Vale Q1 earnings lower as iron-ore prices sag
TORONTO (miningweekly.com) – Brazil-based iron-ore giant Vale on Wednesday said that net income attributable to shareholders for the first quarter fell 19% to $2.52-billion, or $0.49 a share, compared with $3.1-billion, or $0.60 a share a year earlier.
The reason for the decline was mainly attributable to a slowdown in the Chinese economy, which buys more than two-thirds of the world’s iron-ore output, being responsible for a significant drop in the iron-ore price this year.
For the three months ended March 31, Vale reported net operating revenues of $9.5-billion, below analyst expectations of $11.23-billion. A group of 12 Wall Street analysts had also expected earnings of $0.54 per share.
Vale, the world’s largest iron-ore producer, and also a source of significant volumes of copper and coal, reported that iron-ore output reached 71.1-million tonnes, the best performance for a first quarter since 2008, and registering record nickel output of 67 500 t and coal production of 1.8-million tonnes.

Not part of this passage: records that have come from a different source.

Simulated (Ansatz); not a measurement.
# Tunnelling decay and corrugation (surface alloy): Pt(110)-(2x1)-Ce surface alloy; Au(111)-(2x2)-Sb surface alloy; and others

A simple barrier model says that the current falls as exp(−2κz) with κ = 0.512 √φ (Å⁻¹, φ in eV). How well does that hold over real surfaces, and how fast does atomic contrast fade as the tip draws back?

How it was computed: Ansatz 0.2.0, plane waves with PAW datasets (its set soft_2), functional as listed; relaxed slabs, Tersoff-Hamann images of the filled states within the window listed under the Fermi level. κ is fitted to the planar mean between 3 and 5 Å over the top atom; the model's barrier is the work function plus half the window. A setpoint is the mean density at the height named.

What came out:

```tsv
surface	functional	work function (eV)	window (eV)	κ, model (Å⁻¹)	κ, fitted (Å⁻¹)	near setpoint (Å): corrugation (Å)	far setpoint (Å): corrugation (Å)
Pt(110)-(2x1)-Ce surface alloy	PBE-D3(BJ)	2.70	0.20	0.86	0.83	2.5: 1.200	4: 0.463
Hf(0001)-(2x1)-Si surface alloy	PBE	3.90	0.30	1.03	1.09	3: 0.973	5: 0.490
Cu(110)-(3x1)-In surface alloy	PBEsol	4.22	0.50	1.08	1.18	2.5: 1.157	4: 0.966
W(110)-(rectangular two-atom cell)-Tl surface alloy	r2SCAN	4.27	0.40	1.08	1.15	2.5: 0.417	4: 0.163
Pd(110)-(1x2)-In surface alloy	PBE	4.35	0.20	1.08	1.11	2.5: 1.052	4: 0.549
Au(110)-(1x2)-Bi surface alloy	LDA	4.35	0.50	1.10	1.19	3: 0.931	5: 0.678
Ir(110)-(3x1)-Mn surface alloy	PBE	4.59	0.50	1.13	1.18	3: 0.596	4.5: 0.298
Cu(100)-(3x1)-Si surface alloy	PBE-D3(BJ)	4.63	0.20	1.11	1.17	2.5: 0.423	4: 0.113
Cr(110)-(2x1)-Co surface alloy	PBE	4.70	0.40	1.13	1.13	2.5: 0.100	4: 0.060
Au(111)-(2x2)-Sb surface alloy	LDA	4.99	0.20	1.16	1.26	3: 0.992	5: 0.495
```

However, Vale noted that despite the strong production for the period in most of its business segments, iron-ore sales volumes were below potential as the company positioned about three-million tonnes of the total output along the supply chain to support greater operational flexibility and expected stronger sales volumes in the coming quarters.
Vale reported $14.2/t fall in the iron-ore price index (IODEX) and a $9.5/t impact from adjustments on iron-ore provisional prices negatively impacted the first-quarter adjusted earnings before interest, taxes, depreciation, and amortisation (Ebitda) in comparison with the previous quarter. Ebitda fell 22% to $4.06-billion.
However, despite the sharp decrease in the IODEX, pellet premiums held up firmly, contributing to support realised pellet prices at $ 147.31/t, showing a decrease of only $2.86/t from the fourth quarter.
Vale’s capital expenditures amounted to $2.59-billion in the quarter. It also reduced its net debt by $1.3-billion to $23.16-billion.
The miner’s NYSE-listed stock on Wednesday traded 1.91% lower at $13.10 apiece.